In the end it was the guy who didn’t want to play then decided he wanted in who prevailed Sunday at the Hero World Challenge.
Bubba Watson is the champion and $1 million winner who almost wasn’t but is.
Watson slopped up the 72nd hole with a bogey but still finished at 25-under at Albany in the Bahamas and that was good enough for a four-shot victory in the tournament hosted by Tiger Woods.
Watson at first declined to play then re-entered when Jason Day withdrew from the field. Watson was able to get passports for both his adopted children.
“I didn’t want a bogey this weekend,” Watson said after he hit a sloppy wedge that missed the green then hit a chubby chip that didn’t make it to the green. He managed to hole a seven-foot putt for bogey and the win. And it was his putter that he credited.
“Putting,” Watson said of his key to victory in the 18-man event. “I thank the engineers at PING.”
It wasn’t a fair fight on the layout that featured five par fives, giving Watson 20 chances for easy birdies. He played those holes 13-under par for the week.
Before the tournament started he told caddie Teddy Scott: “I don’t know if I can play this course. It’s really, really hard.”

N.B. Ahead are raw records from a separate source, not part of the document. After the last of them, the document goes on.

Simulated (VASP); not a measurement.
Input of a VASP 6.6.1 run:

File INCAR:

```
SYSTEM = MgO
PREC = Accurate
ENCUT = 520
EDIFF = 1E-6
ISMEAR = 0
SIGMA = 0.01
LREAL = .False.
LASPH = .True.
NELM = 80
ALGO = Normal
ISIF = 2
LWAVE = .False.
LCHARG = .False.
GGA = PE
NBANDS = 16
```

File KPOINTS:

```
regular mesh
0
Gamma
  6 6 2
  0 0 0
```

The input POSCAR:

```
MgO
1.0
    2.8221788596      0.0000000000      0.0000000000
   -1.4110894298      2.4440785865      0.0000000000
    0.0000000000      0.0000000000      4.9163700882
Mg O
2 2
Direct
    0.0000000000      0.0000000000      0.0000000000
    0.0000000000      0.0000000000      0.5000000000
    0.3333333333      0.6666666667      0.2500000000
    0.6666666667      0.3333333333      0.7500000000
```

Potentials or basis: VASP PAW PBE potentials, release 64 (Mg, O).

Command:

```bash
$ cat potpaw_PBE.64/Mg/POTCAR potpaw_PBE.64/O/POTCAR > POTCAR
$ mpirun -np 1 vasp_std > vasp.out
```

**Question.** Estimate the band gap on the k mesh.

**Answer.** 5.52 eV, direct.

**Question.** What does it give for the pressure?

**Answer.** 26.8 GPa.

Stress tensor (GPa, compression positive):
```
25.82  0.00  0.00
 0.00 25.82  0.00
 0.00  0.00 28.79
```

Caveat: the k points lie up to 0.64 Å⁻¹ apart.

Couldn’t have been that hard because Watson’s bogey cost him a chance to tie Jordan Spieth’s tournament record of 26-under. Patrick Reed holed a 14-foot birdie putt at the 72nd hole to get to 22-under and took solo second.
Rickie Fowler’s 64 jumped him to 21-under and third by himself. Defending champ Spieth shot 67 and finished fourth by himself at 20-under.
Fourteen of the 18 players shot 12-under par or better so it wasn’t as tough as Watson tried to convince everyone early in the week.
This was the last individual event of the PGA Tour’s 2015 calendar season.